Concept 2 — Kronecker product for scaling

The Kronecker product (np.kron) is a linear algebra operation that efficiently scales images by repeating each pixel into a larger block [4]. Instead of writing nested loops, you get pixel-perfect tile scaling in a single function call.

python · kronecker_demo.py
import numpy as np

# Original: 2x2 array
small = np.array([[1, 2], [3, 4]])

# Scaling matrix: each element becomes a 3x3 block
scale = np.ones((3, 3))

# Kronecker product result: 6x6 array
large = np.kron(small, scale)
# Result: each original value repeated in 3x3 blocks
print(large)

For images, this transforms a small random grid into pixel-perfect tiles:

python · kronecker_image.py
import numpy as np

# Small random grid: 5x5x3 (75 total color values)
small_grid = np.random.randint(0, 256, size=(5, 5, 3), dtype=np.uint8)

# Scale each color to a 40x40 pixel tile
tile_size = np.ones((40, 40, 1), dtype=np.uint8)
large_image = np.kron(small_grid, tile_size)
# Result: 200x200x3 image (40,000 pixels, but only 75 unique color values)

The third dimension of the scaling matrix is 1 rather than 3 because each colour channel scales independently. The Kronecker product broadcasts the single-channel scale across all three RGB channels.
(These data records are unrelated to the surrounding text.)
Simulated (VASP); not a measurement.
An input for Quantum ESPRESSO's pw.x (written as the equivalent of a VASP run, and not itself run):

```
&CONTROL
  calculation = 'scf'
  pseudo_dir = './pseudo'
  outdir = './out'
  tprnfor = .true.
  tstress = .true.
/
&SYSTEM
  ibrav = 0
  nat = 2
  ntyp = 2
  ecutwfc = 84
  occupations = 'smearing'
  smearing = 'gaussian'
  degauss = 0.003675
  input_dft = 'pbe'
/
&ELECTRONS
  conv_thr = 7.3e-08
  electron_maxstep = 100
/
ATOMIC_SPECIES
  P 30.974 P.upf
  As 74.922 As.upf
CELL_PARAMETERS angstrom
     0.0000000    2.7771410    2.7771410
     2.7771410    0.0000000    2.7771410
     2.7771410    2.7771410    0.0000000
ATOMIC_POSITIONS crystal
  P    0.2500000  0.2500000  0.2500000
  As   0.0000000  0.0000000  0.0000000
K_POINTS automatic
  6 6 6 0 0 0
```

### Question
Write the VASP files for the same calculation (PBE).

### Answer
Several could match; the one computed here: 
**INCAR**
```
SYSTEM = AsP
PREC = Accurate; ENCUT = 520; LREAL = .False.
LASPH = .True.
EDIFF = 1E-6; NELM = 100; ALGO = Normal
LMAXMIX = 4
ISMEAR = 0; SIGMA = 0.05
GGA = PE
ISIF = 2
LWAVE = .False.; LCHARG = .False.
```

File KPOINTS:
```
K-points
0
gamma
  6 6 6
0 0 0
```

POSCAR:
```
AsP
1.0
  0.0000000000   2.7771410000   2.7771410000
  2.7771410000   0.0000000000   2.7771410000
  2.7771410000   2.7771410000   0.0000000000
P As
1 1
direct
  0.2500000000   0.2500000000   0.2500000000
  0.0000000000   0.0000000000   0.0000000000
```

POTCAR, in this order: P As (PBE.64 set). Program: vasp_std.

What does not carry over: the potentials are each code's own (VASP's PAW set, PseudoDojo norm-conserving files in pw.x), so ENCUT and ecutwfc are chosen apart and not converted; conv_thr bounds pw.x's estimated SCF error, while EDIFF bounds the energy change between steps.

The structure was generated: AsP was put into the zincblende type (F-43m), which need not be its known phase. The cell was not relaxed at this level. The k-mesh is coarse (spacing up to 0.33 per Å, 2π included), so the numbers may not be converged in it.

Concept 3 — Colour space considerations

When generating random colours, the choice of colour space dramatically affects the visual result [5]:

  • RGB space — uniform in red, green, and blue channels independently.
  • Perceptual uniformity — RGB is not perceptually uniform. Some random colours appear much brighter than others.
  • Gamut coverage — random RGB covers the entire digital colour palette, including colours that rarely appear in nature.
python · color_space.py
import numpy as np

# These are all equally "random" in RGB space
color1 = [255, 255, 255]  # Bright white
color2 = [128, 128, 128]  # Medium gray
color3 = [255, 0, 0]      # Pure red
color4 = [1, 1, 1]        # Nearly black

# But they have very different perceptual brightness!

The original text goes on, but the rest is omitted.